/barnabas

Kafka as a Service with Docker and Kubernetes/Openshift

Primary LanguageShellApache License 2.0Apache-2.0

Kafka as a Service

This project provides a way to run an Apache Kafka cluster on Kubernetes and OpenShift with different types of deployment.

Kafka persisted

With this deployment, a persistent volume is used in order to persist data for both Zookeeper server and Kafka brokers. At same time, with this deployment, when a Kafka instance goes down, the next one will replace the previous with same broker-id in order to avoid a lot of messages traffic from the other broker instances for synchronizing all topic partitions. In this way, the new instance (which replace the previous one crashed) needs to fetch only the messages stored on the other brokers during the down time.

This deployment is available under the kafka-persisted folder and provides following artifacts :

  • Dockerfile : Docker file for building an image with Kafka and Zookeeper already installed
  • config : configuration file templates for running Kafka and Zookeeper
  • scripts : scripts for starting up Kafka and Zookeeper servers
  • resources : provides all YAML configuration files for setting up services, deployments, volumes and claims

Kafka in-memory

This deployment is just for development and testing purpose and not for production. The Zookeeper server and the Kafka broker are deployed in different pods. For storing broker information (Zookeeper side) and topics/partitions (Kafka side), an emptyDir is used so it means that its content is strictly related to the pod life cycle (deleted when the pod goes down). Finally, this deployment is not for scaling but just for having one single pod for Kafka broker and one for Zookeeper server.

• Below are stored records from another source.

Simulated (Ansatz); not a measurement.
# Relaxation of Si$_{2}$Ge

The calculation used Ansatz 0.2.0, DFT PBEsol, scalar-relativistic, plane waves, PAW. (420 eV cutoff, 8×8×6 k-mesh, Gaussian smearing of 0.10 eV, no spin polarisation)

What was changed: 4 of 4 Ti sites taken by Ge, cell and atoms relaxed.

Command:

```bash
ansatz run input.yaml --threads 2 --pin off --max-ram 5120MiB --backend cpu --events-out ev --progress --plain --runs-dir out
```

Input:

This deployment is available under the kafka-inmemory folder and provides following artifacts :

  • Dockerfile : Docker file for building an image with Kafka and Zookeeper already installed
  • config : configuration file templates for running Zookeeper
  • scripts : scripts for starting up Kafka and Zookeeper servers
  • resources : provides all YAML configuration files for setting up services and deployments

Kafka Stateful Sets

This deployment is an improvement of the first one (the "Kafka persisted") but it uses the new Kubernetes/OpenShift feature : the Stateful Sets (previously known as "Pet Sets"). In this way, the pods receive an unique name and network identity and there is no need for a script (like the "persisted" version) where the Kafka brokers have to use a common persisten volume for finding a free ID to get an use for the starting instance. At same time they don't need to use a single persisten volume and store logs in different folders (named on the ID base) but they use different persistent volumes and the auto-generated claims.

It's important to say that in this deployment both "regular" and "headless" services are used. The "regular" services are needed for having instances accessible from clients; the "headless" services are needed for having the DNS resolving directly the PODs IP addresses for having the Stateful Sets working properly.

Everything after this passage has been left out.